Ron Silliman continues to get a lot of discursive mileage out of the term "School of Quietude" and the general concepts which impel same. Sometimes the topic has to do with style, and sometimes with the marketing/access/reception of poets & poetry.
It occurred to me as I strolled to the coffee shop this morning, trying to perk myself out of the poetry/blog doldrums, that the conceptual architecture which grounds this notion is not really about either aesthetics or literary influence. It's about politics.

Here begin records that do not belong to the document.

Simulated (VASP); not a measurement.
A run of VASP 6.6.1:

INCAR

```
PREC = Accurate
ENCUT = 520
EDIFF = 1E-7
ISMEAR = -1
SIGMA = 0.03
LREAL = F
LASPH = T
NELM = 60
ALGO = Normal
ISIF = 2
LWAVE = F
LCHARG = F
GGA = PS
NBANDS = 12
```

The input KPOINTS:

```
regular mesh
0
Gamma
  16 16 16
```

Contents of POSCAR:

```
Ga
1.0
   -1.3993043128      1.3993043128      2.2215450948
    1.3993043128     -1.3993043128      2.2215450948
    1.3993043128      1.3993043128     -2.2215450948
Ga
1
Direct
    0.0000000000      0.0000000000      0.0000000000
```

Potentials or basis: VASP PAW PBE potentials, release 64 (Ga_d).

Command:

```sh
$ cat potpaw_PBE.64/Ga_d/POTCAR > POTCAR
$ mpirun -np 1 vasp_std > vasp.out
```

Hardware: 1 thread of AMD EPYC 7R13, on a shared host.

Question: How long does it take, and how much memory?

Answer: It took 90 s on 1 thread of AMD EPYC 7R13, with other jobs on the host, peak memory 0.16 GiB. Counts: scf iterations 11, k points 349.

The idea of a New American poetry as distinct from a mainstream American poetry - of an embattled, experimental, avant-garde poetry rising in opposition to a staid, conservative, middle-brow poetry - what I think this really represents is the assertion of an idiom which speaks for & about particular levels of society, or communities within larger society. It's the proposition that there exists a tribe (or tribes) of poets who are peculiarly authorized - through their manner of speech, or their bohemian lifestyle, or their ethnic background, etc. - to speak authentically about certain realities of American life, realities which (supposedly) are ignored or smoothed-over or denied by mainstream poets.
I think this ideological predisposition or framework tends, along with a lot of other & related attitudes (displayed by many poets), to inhibit the desire for, the creation of, or the recognition of, forms of poetic making (thought, language, address) which are not pre-programmed or channeled toward particular audiences.